Discussion:
[Modeling-users] Couple of questions...
Aaron Freeman
2004-04-20 14:47:06 UTC
Permalink
(1) Is there a debug flag somewhere that dump all SQL queries to the
console?

(2) How are nested joins accomplished?

For example, in the AuthorBooks schema, lets assume there is another table
called publisher that has a 1-M relationship with books, like so (sorry
about the formatting):

............................................................................
.............
.+-----------+.(0,1)..............(0,*).+-------+.(0,*)..............(0,1).+
-----------+.
.|..Writer...|<-author----------books->>|.Book..|<<-books-------publisher->|
.Publisher.|.
.|-----------|.(nullify)......(cascade).|-------|..........................|
-----------|.
.|.lastName..|..........................|.title.|..........................|
.bizName...|.
.|.firstName.|..........................|.price.|..........................|
.location..|.
.|.age.......|.(0,1)....................+-------+..........................+
-----------+.
.|.birthday..|<-pygmalion--+................................................
.............
.+-----------+.(nullify)...|................................................
.............

.....|....................|.................................................
............
......+--------------------+................................................
.............
............................................................................
.............

How would I get writers by publisher?

More specifically, is there an elegant way to do a nested join in a single
query, or do I just have to do a single writer-book join and then iterate
over the resultset for the second join?

Code examples would be great!

Thanks for your time.

-Aaron
Sebastien Bigaret
2004-04-20 16:55:27 UTC
Permalink
Hi Aaron,
Post by Aaron Freeman
(1) Is there a debug flag somewhere that dump all SQL queries to the
console?
Absolutely: set the environment variable MDL_ENABLE_DATABASE_LOGGING to
any true value. For details, see:
http://modeling.sourceforge.net/UserGuide/env-vars-core.html
Post by Aaron Freeman
(2) How are nested joins accomplished?
For example, in the AuthorBooks schema, lets assume there is another table
called publisher that has a 1-M relationship with books, like so (sorry
[...
Writer <-author----books->> Book <<-books----publisher-> Publisher
...]
Post by Aaron Freeman
How would I get writers by publisher?
More specifically, is there an elegant way to do a nested join in a single
query, or do I just have to do a single writer-book join and then iterate
over the resultset for the second join?
ec.fetch('Writer', 'books.publisher.bizName=="P1"')
returns every writer who published (at least) a book w/ publisher P1.
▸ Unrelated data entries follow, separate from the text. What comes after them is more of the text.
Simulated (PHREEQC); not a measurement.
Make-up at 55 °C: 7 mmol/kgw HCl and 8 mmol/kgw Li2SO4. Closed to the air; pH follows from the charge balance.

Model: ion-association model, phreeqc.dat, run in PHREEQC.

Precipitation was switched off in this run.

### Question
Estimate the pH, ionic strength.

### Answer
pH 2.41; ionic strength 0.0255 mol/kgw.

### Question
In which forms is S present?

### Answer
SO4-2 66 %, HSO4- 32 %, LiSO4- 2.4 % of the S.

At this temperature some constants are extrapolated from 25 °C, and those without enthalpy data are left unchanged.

The generated SQL query is (postgresql here):

SELECT DISTINCT t0.ID, t0.LAST_NAME, t0.FIRST_NAME, t0.AGE,
t0.FK_WRITER_ID, t0.BIRTHDAY
FROM WRITER t0
INNER JOIN ( BOOK t1
INNER JOIN PUBLISHER t2
ON t1.FK_PUBLISHER=t2.ID )
ON t0.ID=t1.FK_WRITER_ID
WHERE t2.BIZ_NAME = 'P1';
Post by Aaron Freeman
Code examples would be great!
I'm including in the end of the message a PyModel named EAuthorBooks
(E stands for Extended :) derived from the one used in the User's
Guide, with sample data, demonstrating the approach.

Regards,


-- Sébastien.



PS: you'll need to setup a database before running the example, e.g. w/
postgresql:

$ mdl_generate_DB_schema.py \
--admin-dsn "localhost:template1:postgres:" \
-v -C pymodel_extAutborBooks.py


------------------------------------------------------------------------
#! /usr/bin/env python
# -*- coding: iso-8859-1 -*-
"Extended AuthorBooks model, with a Publisher"

from Modeling.PyModel import *

##
# Defaults
AFloat.defaults['precision'] = 10
AFloat.defaults['scale'] = 2
AString.defaults['width'] = 40

Association.defaults['delete']=['nullify', 'nullify']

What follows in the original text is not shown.